Modifying British Social Attitudes variable labels with syntax or Python

classic Classic list List threaded Threaded
3 messages Options
Reply | Threaded
Open this post in threaded view
|

Modifying British Social Attitudes variable labels with syntax or Python

John F Hall

Natcen have just released an impressive site to mark the 30th year (http://www.bsa-30.natcen.ac.uk/ )

I am using data from these surveys for tutorial purposes, but I need to make some modifications to make the data easier to use in conjunction with the questionnare(s).  Variable names are of the mnemonic type and are incredibly tortuous as they follow the old SPSS restrictions of 8 characters.  This convention is followed so that the same names can be used in all waves of the survey.

Variable labels for all variables in all surveys in the series can be quite long as they tend to repeat all or most of the question text (so that tables can be used in publications).  The problem is that all labels have the question number at the end.  This means you can’t see the question numbers in the labels on the default Data Editor in Variable View, sometimes even if you drag the column edge far to the right.   

For example in the SPSS file for the 2011 survey

Name               Label

RSex                 Person 1 SEX :Q49

RAge                Person 1 age last birthday :Q50
~ ~ ~
WWWHrsWk    How many hours a week on average do you spend using the Internet or World Wide Web :Q240

For a few variables I can manually edit the labels to move the question number to the beginning, get rid of the colon and insert a period:

Q.49 Person 1 SEX
Q.50 Person 1 age last birthday
Q.240 How many hours a week on average do you spend using the Internet or World Wide Web

However there are 854 variables in the full set!  All variables end in :Qddd.  Is there a way of stripping them off, deleting the colon, moving the question number to the beginning, inserting a period after Q and a couple of spaces after the number?

Also there are a large number of variable labels which start with a lower case letter:

what should happen to disabled peoples benefits if they do not take active measures to find appropriate work :Q282
children are in poverty in Britain because Social benefits for families with children are not high enough dv :Q316

These need the first letter changing to upper case.

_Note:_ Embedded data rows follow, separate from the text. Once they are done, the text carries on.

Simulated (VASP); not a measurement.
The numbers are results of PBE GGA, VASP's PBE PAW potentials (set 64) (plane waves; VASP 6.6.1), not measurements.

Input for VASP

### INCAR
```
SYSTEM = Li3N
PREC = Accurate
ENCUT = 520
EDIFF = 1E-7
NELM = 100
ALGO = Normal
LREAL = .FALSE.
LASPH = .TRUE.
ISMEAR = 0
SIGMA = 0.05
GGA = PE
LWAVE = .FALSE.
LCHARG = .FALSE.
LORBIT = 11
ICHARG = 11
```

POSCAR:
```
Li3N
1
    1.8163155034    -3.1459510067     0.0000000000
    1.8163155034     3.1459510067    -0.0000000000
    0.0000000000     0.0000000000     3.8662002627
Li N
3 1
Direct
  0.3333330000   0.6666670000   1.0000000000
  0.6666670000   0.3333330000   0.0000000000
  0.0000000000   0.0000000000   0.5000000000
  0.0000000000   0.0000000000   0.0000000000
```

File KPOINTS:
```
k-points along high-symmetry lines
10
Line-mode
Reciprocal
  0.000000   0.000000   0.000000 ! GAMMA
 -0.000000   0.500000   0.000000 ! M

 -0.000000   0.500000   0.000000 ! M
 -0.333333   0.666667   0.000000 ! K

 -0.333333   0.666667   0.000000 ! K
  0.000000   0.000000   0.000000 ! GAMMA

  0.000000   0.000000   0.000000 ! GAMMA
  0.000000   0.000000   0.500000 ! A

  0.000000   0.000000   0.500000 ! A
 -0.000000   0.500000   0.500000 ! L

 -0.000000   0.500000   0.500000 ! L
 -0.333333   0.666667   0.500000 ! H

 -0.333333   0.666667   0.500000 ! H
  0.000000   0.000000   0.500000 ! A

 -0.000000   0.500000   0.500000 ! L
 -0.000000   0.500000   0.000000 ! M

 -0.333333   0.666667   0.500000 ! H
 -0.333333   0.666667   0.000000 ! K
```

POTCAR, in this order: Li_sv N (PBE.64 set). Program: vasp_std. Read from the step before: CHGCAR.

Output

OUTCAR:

DBwork                        Q.282 What should happen to disabled peoples benefits if they do not take active measures to find appropriate work
CPWSocBn      Q.316 children are in poverty in Britain because Social benefits for families with children are not high enough dv

The dv at the end indicates a derived variable. This is invariably just before the question number, but would be better moved and enclosed in square brackets immediatey following the question number:

Q.316 [dv] Children are in poverty in Britain because: Social benefits for families with children are not high enough

This would make the file far easier to navigate and use (the upper case S is because it is one of a list of responses on a showcard: it’s easier to insert a colon by hand).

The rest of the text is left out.